Fish feed is typically made from wild fish that harvested from already depleted oceanic fish stocks, making aquaculture fish farming environmentally controversial, however there are sustainable forms of fish feed that allow growing fish for food to be an environmentally friendly venture. Growing fish food on your own for example isn’t as difficult as one may think as it can simply consist of raising bug larvae off crop cuttings and then feeding the larvae to your fish stocks.

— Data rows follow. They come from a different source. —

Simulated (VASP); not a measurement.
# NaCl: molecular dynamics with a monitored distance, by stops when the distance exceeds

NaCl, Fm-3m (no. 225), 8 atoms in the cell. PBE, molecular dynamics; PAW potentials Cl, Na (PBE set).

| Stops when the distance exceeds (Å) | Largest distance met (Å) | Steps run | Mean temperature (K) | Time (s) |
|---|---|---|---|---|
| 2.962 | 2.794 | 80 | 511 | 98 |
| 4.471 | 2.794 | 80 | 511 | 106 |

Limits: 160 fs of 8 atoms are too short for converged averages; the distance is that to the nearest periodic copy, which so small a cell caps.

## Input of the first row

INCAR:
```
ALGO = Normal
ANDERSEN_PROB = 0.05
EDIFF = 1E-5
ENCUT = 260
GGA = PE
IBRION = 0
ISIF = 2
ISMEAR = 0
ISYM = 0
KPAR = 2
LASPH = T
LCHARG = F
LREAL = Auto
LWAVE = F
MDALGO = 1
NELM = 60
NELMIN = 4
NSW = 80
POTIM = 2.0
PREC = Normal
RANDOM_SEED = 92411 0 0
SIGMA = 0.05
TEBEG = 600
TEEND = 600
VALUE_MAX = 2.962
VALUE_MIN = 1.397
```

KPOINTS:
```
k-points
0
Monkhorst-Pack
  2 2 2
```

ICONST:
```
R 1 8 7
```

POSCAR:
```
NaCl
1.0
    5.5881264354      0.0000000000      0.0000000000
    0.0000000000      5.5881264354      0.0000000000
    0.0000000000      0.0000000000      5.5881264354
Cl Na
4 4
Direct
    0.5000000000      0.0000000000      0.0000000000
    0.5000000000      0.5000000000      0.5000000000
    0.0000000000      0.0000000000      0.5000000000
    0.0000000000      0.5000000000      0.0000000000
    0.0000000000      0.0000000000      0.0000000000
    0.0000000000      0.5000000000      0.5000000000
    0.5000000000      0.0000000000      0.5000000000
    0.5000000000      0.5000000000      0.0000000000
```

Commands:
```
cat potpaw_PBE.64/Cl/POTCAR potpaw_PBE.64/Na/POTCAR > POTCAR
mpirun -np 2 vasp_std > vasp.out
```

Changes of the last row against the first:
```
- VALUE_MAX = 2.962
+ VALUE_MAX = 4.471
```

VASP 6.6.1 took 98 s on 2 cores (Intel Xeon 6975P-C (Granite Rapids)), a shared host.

As for your fish farm equipment you want to be sure that you have the following back ups in place in case of problems. Power failures can quickly lead to disaster and death in both your crops and your fish stocks. To avoid this problem, you want to have the kind of water and air pumps that include built in/rechargeable back up batteries so they continue to work during power outages and simply recharge once power has returned. These kind of back ups should also be set up to automatically turn on in case you are not around when the power outage occurs. Another alternative is to have a separate, automatic back up power generator for your whole system. If you’re keeping tropical, warm water loving fish species and you live in an area that gets cold you may want to invest in a water heater because if the temperature drops lower than what your fish can tolerate they can go belly up fairly quickly.

The only other input you’ll need for your aquaponic fish farming is additional water as it evaporates from your system naturally, some chelated iron and the occasional (once a year) fish friendly, liquid seaweed extract nutrient boost for your hydroponic garden should there be any evidence of deficiencies in your plants.